I had a straight friend say it to me once.

He was wearing an orange top wiu brown pants. In response I said " that movie is so gorilla (he is hairy) in orange short and brown shorts.

He got the message pretty quickly!
 
I use 'gay' for 'bad' A LOT. In fact, I didn't realise that;
a) I used it so much, and
b) that people would take offence to it.

I personally wouldn't take offence to it unless they put extra emphasis on 'gay' and gave me a bad look at the same time. I just use the word casually without associating it with homosexuality at all, perhaps now that I know people may take offence to it, I'll endeavour to use it less :S
 
I just use the word casually without associating it with homosexuality at all, perhaps now that I know people may take offence to it, I'll endeavour to use it less :S

I would tend to agree with that reasoning.

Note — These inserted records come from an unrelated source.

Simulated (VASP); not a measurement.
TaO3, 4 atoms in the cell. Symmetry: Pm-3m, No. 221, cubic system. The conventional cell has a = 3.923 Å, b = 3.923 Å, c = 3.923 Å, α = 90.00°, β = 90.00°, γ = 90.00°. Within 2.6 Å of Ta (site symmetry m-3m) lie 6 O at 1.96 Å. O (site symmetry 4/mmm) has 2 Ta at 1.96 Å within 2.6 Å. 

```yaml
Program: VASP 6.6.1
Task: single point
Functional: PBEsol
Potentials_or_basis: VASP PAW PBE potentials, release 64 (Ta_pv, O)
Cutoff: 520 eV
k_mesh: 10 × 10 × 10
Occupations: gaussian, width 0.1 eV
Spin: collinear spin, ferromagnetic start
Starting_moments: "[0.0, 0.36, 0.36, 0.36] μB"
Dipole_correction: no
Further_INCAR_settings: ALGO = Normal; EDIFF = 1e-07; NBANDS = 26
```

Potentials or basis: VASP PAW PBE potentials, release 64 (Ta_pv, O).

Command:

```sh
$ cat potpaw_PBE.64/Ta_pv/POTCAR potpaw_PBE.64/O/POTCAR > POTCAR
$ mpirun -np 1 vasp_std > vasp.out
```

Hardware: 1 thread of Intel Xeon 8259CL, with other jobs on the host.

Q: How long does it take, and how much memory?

With the word gay in particular, I feel more than just an obligation to avoid offending others. Use of the word "gay" for "bad" is a fascinating contradiction, in my opinion, and one which I don't think is entirely coincidental.

Nor do I find it at all progressive to perpetuate its use. Allow me to attempt backing that up.

SORT OF AN ignorant, and ENTIRELY A subjective timeline of 'gay's definition:
"Gay", as we all know, has for so long been understood to mean "happy". "Gay" eventually came to mean "sexually attracted to men", I assume for endlessly debated and unclear reasons (not something I know about right now). But the word is then, in my eyes, changed by both blatantly and latently prejudiced individuals (baby boomers and older), who have passed on a similar and diluted prejudice to our newer generations (X and Y). For example: Although my mother (baby boomer) DID scold me for using words like "gay" and "faggot" inappropriately, my friends' parents (also baby boomers) not only let their children get away with it, they often encouraged it. Therefore, when I hung out with so-called friends, I felt liberated to say what I wanted, and wanted to rebel against mom's ethical standards. Whether or not "faggot" derogatorily applied to people who were homosexual meant nothing to me - calling someone a gay fairy queen was funny and cool to pre-teen me. Well around the same time, I was blissfully exploring my sexuality with other males. Upon learning what the word REALLY meant, I associated my behavior with being WRONG, and socially unacceptable. Foolishly, I continued spreading the offensive words, and adapted to living in a world where I assumed everybody *at least* pretended that gays didn't belong. After all, the only friends I knew how to make were the very people who were unknowingly perpetuating homophobic agendas.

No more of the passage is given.